LArTPC Analysis Tools (lartpc_mlreco3d.analysis
) is a python interface for using the deep-learning reconstruction chain of lartpc_mlreco3d
and related LArTPC reconstruction techniques for physics analysis.
Features described in this documentation are separated by the priority in which each steps are taken during reconstruction.
analysis.post_processing
: all algorithms that uses or modifies the ML chain output for reconstruction.- ex. vertex reconstruction, direction reconstruction, calorimetry, PMT flash-matching, etc.
analysis.classes
: data structures and user interface for organizing ML output data into human readable format.- ex. Particles, Interactions.
analysis.producers
: all procedures that involve extracting and writing information from reconstruction to files.
Modules under Analysis Tools may be used in two ways. You can import each module separately in a Jupyter notebook, for instance, and use them to examine the ML chain output. Analysis tools also provides a run.py
main python executable that can run the entire reconstruction inference process, from ML chain forwarding to saving quantities of interest to CSV/HDF5 files. The latter process is divided into three parts:
- DataBuilders: The ML chain output is organized into human readable representation.
- Post-processing: post-ML chain reconstruction algorithms are performed on DataBuilder products.
- Producers: Reconstruction information from the ML chain and post_processing scripts are aggregated and save to CSV files.
(Example AnalysisTools inference process containing two post-processors for particle direction and interaction vertex reconstruction.)
In this tutorial, we introduce the concepts of analysis tools by demonstrating a generic high level analysis workflow using the lartpc_mlreco3d
reconstruction chain.
Analysis tools need two configuration files to function: one for the full ML chain configuration (the config used for training and evaluating ML models) and another for analysis tools itself. We can begin by creating analysis_config.cfg
as follows:
analysis:
iteration: -1
log_dir: $PATH_TO_LOG_DIR
Here, iteration: -1
is a shorthand for "iterate over the full dataset", and log_dir
is the output directory in which all products of analysis tools (if one decides to write something to files) will be saved to.
First, it's good to understand what the raw ML chain output looks like.
import os, sys
import numpy as np
import torch
import yaml
# Set lartpc_mlreco3d path
LARTPC_MLRECO_PATH = $PATH_TO_YOUR_COPY_OF_LARTPC_MLRECO3D
sys.path.append(LARTPC_MLRECO_PATH)
from mlreco.main_funcs import process_config
# Load config file
cfg_file = $PATH_TO_CFG
cfg = yaml.load(open(cfg_file, 'r'), Loader=yaml.Loader)

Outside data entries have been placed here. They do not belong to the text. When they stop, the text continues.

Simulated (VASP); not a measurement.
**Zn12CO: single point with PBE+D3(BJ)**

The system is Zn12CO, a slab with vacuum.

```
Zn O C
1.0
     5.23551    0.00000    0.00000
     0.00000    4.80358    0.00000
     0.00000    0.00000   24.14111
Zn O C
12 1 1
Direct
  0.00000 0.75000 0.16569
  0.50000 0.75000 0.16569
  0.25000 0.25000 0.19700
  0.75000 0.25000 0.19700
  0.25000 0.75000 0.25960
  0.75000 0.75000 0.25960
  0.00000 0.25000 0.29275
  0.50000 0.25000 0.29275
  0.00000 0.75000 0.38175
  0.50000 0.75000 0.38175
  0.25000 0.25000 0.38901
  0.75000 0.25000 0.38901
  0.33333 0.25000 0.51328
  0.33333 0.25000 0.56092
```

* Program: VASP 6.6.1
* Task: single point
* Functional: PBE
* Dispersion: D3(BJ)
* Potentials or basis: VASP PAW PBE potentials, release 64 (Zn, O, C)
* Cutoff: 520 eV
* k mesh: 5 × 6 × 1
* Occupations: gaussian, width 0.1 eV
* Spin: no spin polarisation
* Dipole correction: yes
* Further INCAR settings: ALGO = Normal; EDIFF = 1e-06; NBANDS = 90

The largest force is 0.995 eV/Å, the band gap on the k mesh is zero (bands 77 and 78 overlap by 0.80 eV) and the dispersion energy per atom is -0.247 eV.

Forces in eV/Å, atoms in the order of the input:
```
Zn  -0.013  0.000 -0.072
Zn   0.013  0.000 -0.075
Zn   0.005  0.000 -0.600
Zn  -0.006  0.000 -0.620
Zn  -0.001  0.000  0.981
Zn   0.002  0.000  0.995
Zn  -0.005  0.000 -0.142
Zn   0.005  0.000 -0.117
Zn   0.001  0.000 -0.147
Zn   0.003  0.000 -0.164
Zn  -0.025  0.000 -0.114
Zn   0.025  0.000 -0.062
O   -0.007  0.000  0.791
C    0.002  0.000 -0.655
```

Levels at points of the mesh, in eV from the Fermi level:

process_config(cfg, verbose=False)
# Load analysis config file
analysis_cfg_path = $PATH_TO_ANALYSIS_CFG
analysis_config = yaml.safe_load(open(analysis_cfg_path, 'r'))
from analysis.manager import AnaToolsManager
manager = AnaToolsManager(analysis_config, cfg=cfg)
manager.initialize()
One would usually work with analysis tools after training the ML model. The model weights are loaded when the manager is first initialized. If the model weights are successfully loaded, one would see:
Restoring weights for from /sdf/group/neutrino/drielsma/train/icarus/localized/full_chain/weights/full_chain/grappa_inter_nomlp/snapshot-2999.ckpt...
Done.
The data used by the ML chain and the output returned may be obtained by forwarding the AnaToolsManager
:
data, result = manager.forward()
All inputs used by the ML model along with all label information are stored in the data
dictionary, while all outputs from the ML chain are registered in the result
dictionary. You will see that both data
and result
is a long dictionary containing arrays, numbers, larcv
data formats, etc.
The contents in data
and result
is not much human readable unless one understands the implementation details of the ML chain. To resolve this we organize the ML output into Particle
and Interaction
data structures. We can extend analysis_config.cfg
to command AnaToolsManager
to build and save Particle
and Interaction
objects to the result
dictionary:
(analysis_config.cfg
)
analysis:
iteration: -1
log_dir: /sdf/group/neutrino/koh0207/logs/nu_selection/trash
data_builders:
- ParticleBuilder
- InteractionBuilder
(Jupyter)
manager.build_representation(data, result) # This will save 'Particle' and 'Interaction' instances to result dict directly
(or)
from analysis.classes.builders import ParticleBuilder
particle_builder = ParticleBuilder()
result['particles'] = particle_builder.build(data, result, mode='reco')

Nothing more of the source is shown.